This Post: Don’t Lose Sight of the Big Picture: 8 Things You HAVE to Keep in Perspective When Raising Teens
If there’s one thing I’ve learned about parenting teenagers (and parenting, in general), it’s that raising our kids is a marathon NOT a sprint.
You know that saying, “You can’t see the forest through the trees?” The same applies when we’re raising our teenagers. Sometimes, we’re so hyper or narrowly focused on certain behaviors of our kids – their lack of motivation or how they get snippy with us or how they’re, well… total slobs, at times – that we can’t see the big picture and we tend to feel as though we’re failing our kids OR that our kids may never grow up and learn to adult.
That’s why is so important for us to keep things in perspective, to look through a MUCH wider lens when we’re parenting our kids, and look for all the positive changes taking place right before our eyes (like how every single year they’re becoming more independent and capable).
So, before you worry that your teen may never be responsible or fully capable or less of a slob, remember… don’t lose sight of the BIG picture. Here are 8 things you have to keep in perspective when raising teens.
Don’t Lose Sight of the Big Picture
8 Things You HAVE to Keep in Perspective When Raising Teens
1. Your Teen is a Work in Progress
You know that boy of yours who’s struggling in school and avoids homework and studying like the plague? He might just surprise you in a few years. You know your daughter who couldn’t pick up a wet towel if her life depended on it and her room looks like a total disaster? She really might surprise you in a few years!
Who your teen is today is not who they’ll be in five years, three years, next year, or even six months from now. My daughter whose bedroom was always a mess became a neat freak when she went to college. (Seriously? All those years she actually DID know how to clean up after herself?) And, my son, who was slow out of the starting gate academically, now pulls A’s with ease.
Don’t freak out if your teen is pokey developmentally, unmotivated, or can’t seem to pull an “A” no matter how hard they try. Support them, guide them, and equip them with the tools to improve, but don’t look at the situation as “concrete.” They are a pliable, ever-changing work in progress.

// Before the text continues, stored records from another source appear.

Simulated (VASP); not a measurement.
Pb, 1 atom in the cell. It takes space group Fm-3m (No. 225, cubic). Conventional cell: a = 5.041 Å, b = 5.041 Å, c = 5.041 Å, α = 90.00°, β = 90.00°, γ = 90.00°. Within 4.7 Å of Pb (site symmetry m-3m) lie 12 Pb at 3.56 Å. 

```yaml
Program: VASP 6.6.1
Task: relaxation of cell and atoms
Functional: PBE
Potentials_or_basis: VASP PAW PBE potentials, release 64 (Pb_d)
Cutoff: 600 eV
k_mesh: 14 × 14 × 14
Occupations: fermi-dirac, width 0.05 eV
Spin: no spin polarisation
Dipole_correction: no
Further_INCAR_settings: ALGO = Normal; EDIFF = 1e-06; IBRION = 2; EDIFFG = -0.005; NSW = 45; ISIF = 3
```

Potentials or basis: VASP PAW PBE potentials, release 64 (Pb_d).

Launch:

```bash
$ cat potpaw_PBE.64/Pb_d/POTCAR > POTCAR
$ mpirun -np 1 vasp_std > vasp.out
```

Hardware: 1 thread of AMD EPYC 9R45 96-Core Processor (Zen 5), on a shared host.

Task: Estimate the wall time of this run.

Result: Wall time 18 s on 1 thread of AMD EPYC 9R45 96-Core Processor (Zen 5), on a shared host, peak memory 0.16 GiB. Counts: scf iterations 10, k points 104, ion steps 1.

2. Their Mistakes Mean They’re Learning, Trying and Growing
Whether their mistakes are accidental (like a fender bender) or blatant defiance of your authority or rules (purposely breaking curfew, for instance), take comfort in knowing every teen makes tons of mistakes on their journey to adulthood. As a parent, I’d be more concerned if my child was a perfect rule follower who never stepped out of the nine dots.
They’re learning, they’re swimming away from the safety of the side of the pool and venturing where the water is deep – without you, and they’re trying to gain independence – even if it does mean testing you and your rules every now and then.
3. They May Act Like They’re Not Listening… But They ARE
You tell your teen to clean their room and they roll their eyes. You remind them not to make plans this weekend because they have to help clean out the garage and they sigh heavily and whine. You try to talk to your teen and they act like they’re ignoring you. Yep… it’s all pretty typical and normal teen behavior.
But don’t get worked up, (unless they cross the line, of course), don’t take it personally, and don’t stop talking and instructing and reminding and guiding. They’re taking it all in. Your mom and dad lectures, your life lessons, and your guidance are all sinking in slowly along with the observations they’re making about how you act. They’re picking up on everything.
4. They’ll Likely To Pull Away – But They WILL Be Back
I wish someone would do a scientific study on how long the average teen pulls away from their parents before they circle back again.
From experience, I’ve found a lot of teens start pulling away (which is typically heartwrenching for parents) around the age of (give or take) 13 and they circle back in late high school or in their young adult/college years when they start to develop a greater appreciation for their parents – the love they gave and the sacrifices they made.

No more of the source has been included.